Partial tracking is the process of detecting single sinusoidal components in a signal and obtaining their individual amplitude, frequency and phase trajectories. For monophonic signals, this is a straight-forward procedure:
- 1: STFT
- 2: Fundamental Frequency Estimation
- 3: Peak Detection
- 4: Peak Continuation
The following plots show the amplitude, frequency and phase trajectories for a violin sound.
Partial Amplitude Trajectories¶
Partial Frequency Trajectories¶
Partial Phase Trajectories¶
Partial Peak Estimation¶
For every analysis frame $X_n$ we first estimate the fundamental frequency $f_0$. It makes senste to zero-pad the frames before FFT and peak picking to allow for a more accurate peak detection of the partials.
Afterwards, we can get the amplitude $a_i$ based on $f_0$ and the fundamental frequency:
$$ a_i = \left| H \left[ i \frac{f_s}{\mathrm{Lag}_{max}} \right] \right| $$
We need to define a search area around the calculated position of each peak to compensate for errors in the $f_0$ estimation and signal deviations.
In a strictly harmonic model, we do not have to estimate the partial frequencies. We can still achieve decent synthesis results with this restriction.
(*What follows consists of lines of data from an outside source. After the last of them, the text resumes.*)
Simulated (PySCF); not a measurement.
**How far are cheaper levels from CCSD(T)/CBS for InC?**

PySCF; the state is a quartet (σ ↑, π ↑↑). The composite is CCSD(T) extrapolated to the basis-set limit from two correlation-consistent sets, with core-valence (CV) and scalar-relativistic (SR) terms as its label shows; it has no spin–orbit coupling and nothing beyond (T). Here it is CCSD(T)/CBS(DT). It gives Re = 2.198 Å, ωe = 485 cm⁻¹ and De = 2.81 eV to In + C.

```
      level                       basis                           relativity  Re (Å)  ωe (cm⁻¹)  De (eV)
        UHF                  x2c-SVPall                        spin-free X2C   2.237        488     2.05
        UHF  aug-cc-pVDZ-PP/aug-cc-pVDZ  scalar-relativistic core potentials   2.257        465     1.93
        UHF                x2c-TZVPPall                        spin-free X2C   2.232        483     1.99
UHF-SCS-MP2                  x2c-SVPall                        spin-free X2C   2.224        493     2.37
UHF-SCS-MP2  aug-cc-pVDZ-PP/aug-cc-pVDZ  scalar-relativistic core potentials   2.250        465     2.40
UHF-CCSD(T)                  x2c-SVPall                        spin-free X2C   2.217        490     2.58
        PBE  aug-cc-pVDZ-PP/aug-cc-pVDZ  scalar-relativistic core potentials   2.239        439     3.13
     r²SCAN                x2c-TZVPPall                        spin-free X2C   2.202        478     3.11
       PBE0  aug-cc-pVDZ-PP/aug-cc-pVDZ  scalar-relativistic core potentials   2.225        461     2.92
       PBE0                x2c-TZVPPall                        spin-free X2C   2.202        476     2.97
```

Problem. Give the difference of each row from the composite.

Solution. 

The phase of a partial cannot simply be read from the peak in most cases. It can best be estimated by minimizing the error between the original signal and partials with the estimated amplitude and frequency at phases between $\pi$ and $\pi$.
Quadratic Interpolation¶
The detection of local maxima in a spectrum is limited to the DFT support points without further processing. Even with zero-padding, further steps can improve the pitch estimation. The following example shows this for a 25 Hz sinusoid at a sampling rate of 100 Hz.
Quadratic or parabolic interpolation can be used to estimate the true peak of the sinusoid. using the detected maximum $a$ and its upper and lower neighbor bin.
$$ p = 0.5 (\alpha-\gamma)/(\alpha-2\beta+\gamma) $$
$$ a^* = \beta-1/4(\alpha-\gamma) $$